| Modern * South Coast |
The view along the costal path from Barton to Milford on Sea is too good to spend much time peering down onto the beach. Look far enough into the distance and you can see the chalky stacks of the Isle of Wight rocks jutting out towards the Channel, held back by the Needles Lighthouse. But if you tear your eyes away from the horizon in just the right spot you might see a few metal blocks half buried in the sand, trying not to be noticed.
These forgotten boulders once had a crucial military role. They were the men on the ground, the front line in British defence. During World War Two, when the idea of a German maritime invasion was becoming a real possibility, these disrupters were placed along the coast to tear holes into the hypothetical invading tanks.

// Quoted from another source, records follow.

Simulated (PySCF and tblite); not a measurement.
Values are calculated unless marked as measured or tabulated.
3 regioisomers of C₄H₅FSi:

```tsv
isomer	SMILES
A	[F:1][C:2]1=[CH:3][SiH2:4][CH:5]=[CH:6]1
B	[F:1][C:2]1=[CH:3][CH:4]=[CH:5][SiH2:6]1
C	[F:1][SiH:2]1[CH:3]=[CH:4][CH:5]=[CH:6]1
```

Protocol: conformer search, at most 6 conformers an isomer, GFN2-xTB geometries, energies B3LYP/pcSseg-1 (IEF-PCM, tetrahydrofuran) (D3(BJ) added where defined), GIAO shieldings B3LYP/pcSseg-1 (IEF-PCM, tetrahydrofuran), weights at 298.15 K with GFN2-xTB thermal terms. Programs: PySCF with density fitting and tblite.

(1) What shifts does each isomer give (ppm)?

Although they never had the chance to fight for King and Country, the real issue that these boulders have exposed is the dramatic erosion of the Southern coast over the course of only a few generations. Initially buried deep in the seabed, several feet of erosion later and the jagged metal rocks are now plainly visible.
The increasing violence of strong tides and storms on this stretch of land has meant that the sandy beaches and cliff edges are collapsing into the ocean, scooping away at the once-strong natural defences. Local environmentalist groups have been pulling together support for conservation protection initiatives, but the coastal communities will be the first ones hit with the global-warming induced extreme weather.
The 80-year-old military equipment is fascinating for historians, but their rediscovery also demonstrates a very new threat than the one they were first made for.